It has gone somewhat under the radar, but the third national car project is quietly progressing in the background. According to entrepreneur development minister Datuk Seri Mohd Redzuan Md Yusof, the government is currently in the final phase of deciding the strategic partner for the new national car project (NNCP), reported by Bernama.

The minister said that the partnership, to be inked soon, would be announced by prime minister Tun Dr Mahathir Mohamad. “I can’t disclose much about it yet. Just wait and see,” he told the media.

He did however stress that the NNCP will be private sector-driven and would not use public funds, adding that the ministry’s role was just to help the project gain traction. “We do not want to have to bail them out when there is trouble,” he said.

Redzuan said that so far, 145 local vendors had shown interest in the project and the type of car would be an extended-range vehicle. “We are now in an era when anyone can build cars like Dyson, for example. We are on the right track and this project is not about taking Proton’s position. It is just to push (forward) our capabilities,” he added.

This is not the first time that an “extended-range vehicle” has been mentioned. It’s another name for range extender EVs, as opposed to full battery electric vehicles such as Teslas and the Nissan Leaf. The “range extender” in question is an internal combustion engine, which powers an electric generator when the batteries are out of juice, hence the range extender moniker.

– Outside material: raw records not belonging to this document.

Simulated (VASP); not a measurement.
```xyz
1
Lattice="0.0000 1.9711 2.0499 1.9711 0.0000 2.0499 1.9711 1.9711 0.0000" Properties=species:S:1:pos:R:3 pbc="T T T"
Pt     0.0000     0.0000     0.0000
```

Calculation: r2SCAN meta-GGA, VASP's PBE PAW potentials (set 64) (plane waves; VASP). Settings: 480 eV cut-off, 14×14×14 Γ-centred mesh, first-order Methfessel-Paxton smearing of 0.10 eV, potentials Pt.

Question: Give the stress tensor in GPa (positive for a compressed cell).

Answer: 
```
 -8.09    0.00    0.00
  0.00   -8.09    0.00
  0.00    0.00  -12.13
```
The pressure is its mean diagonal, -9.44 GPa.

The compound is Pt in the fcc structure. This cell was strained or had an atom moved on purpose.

Back in August 2018, before the official NNCP announcement, Mahathir said that Malaysia will be seeking assistance from Japanese automakers for the third national car project, and he name-dropped Nissan and Toyota then.

Currently, Nissan has range extender EVs on the market. The Nissan Note e-Power – on sale in Japan since late 2016 and displayed at KLIMS 2018 by Edaran Tan Chong Motor – is technically an EV, but there’s no socket for plug-in charging like the Nissan Leaf.

Instead, there’s a 79 PS/103 Nm 1.2 litre three-cylinder engine acting solely as a generator for the 109 PS/254 Nm electric motor from the previous Leaf. The petrol engine is not connected to the driven wheels, so this isn’t like the hybrids that we know. Nissan says that the e-Power system provides the benefits of an electric motor – such as maximum torque from standstill – without the accompanying range anxiety.

Nissan is also one of the more advanced carmakers when it comes to autonomous tech (read more on its ProPilot tech here) and “semi-autonomous” was mentioned in the NNCP announcement. Could we be looking at a Nissan-backed third national car with e-Power and ProPilot tech? At this point, the dots do seem to connect.